Under the new Online Safety Bill, social media sites, websites, apps and other services which host user-generated content or allow people to talk to others online that fail to remove and limit the spread of such harmful content will face fines of up to £18 million ($24 million) or ten per cent of their annual global turnover.
London : The UK telecommunication regulator, Ofcom, will have the power to make tech firms responsible for protecting people from harmful content such as violence, terrorism, suicide content, cyber-bullying and child abuse under a new bill to be presented to Parliament next year, the UK government announced on Tuesday.
Under the new Online Safety Bill, social media sites, websites, apps and other services which host user-generated content or allow people to talk to others online that fail to remove and limit the spread of such harmful content will face fines of up to £18 million ($24 million) or ten per cent of their annual global turnover.

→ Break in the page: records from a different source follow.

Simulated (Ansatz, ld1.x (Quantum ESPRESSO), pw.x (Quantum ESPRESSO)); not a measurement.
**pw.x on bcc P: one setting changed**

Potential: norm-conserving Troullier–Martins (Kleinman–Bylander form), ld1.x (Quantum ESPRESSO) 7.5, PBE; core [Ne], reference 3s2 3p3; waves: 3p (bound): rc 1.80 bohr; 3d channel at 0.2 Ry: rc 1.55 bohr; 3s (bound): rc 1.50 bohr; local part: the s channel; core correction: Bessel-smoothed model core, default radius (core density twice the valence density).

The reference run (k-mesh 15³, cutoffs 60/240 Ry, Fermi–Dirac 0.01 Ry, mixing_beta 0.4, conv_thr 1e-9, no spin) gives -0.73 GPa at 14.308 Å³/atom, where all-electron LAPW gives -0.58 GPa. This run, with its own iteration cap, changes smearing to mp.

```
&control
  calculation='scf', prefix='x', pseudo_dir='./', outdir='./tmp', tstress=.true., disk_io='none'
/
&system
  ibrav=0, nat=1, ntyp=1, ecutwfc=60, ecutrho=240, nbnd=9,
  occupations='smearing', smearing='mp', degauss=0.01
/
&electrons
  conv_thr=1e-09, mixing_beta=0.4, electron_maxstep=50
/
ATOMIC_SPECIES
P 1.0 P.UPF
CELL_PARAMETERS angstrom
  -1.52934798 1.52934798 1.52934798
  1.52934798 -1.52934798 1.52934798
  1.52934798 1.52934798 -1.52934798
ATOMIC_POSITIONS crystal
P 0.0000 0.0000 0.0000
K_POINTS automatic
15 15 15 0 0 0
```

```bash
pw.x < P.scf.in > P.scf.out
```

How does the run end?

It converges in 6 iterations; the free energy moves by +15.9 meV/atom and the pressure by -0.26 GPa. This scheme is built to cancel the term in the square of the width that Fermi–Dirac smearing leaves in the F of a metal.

“We are giving internet users the protection they deserve and are working with companies to tackle some of the abuses happening on the web. We will not allow child sexual abuse, terrorist material and other harmful content to fester on online platforms. Tech companies must put public safety first or face the consequences,” Home Secretary Priti Patel said, as quoted in the official statement.
Digital Secretary Oliver Dowden said that with the introduction of the new regulations the UK is setting the global standard for safety online.
“I’m unashamedly pro tech but that can’t mean a tech free for all,” he said.
The new regulations, which will apply to any company hosting user-generated content online that can be accessed by people in the UK or enables them to interact with others online, will establish different responsibilities for each tech company, based on a categorized approach.
Social media platforms like Facebook, Tik Tok, Instagram and Twitter, for example, will be in Category 1, meaning that they will need to assess the risk of legal content or activity on their services with “a reasonably foreseeable risk of causing significant physical or psychological harm to adults”.
They will also be required to ensure users are able to easily report harmful content or activity and will need to publish transparency reports about the steps they are taking to tackle online harms.
Category 2 will be reserved for platforms hosting dating services or pornography and private messaging apps, while financial harms such as fraud and the sale of unsafe goods will be excluded from this framework to avoid replication of existing regulations.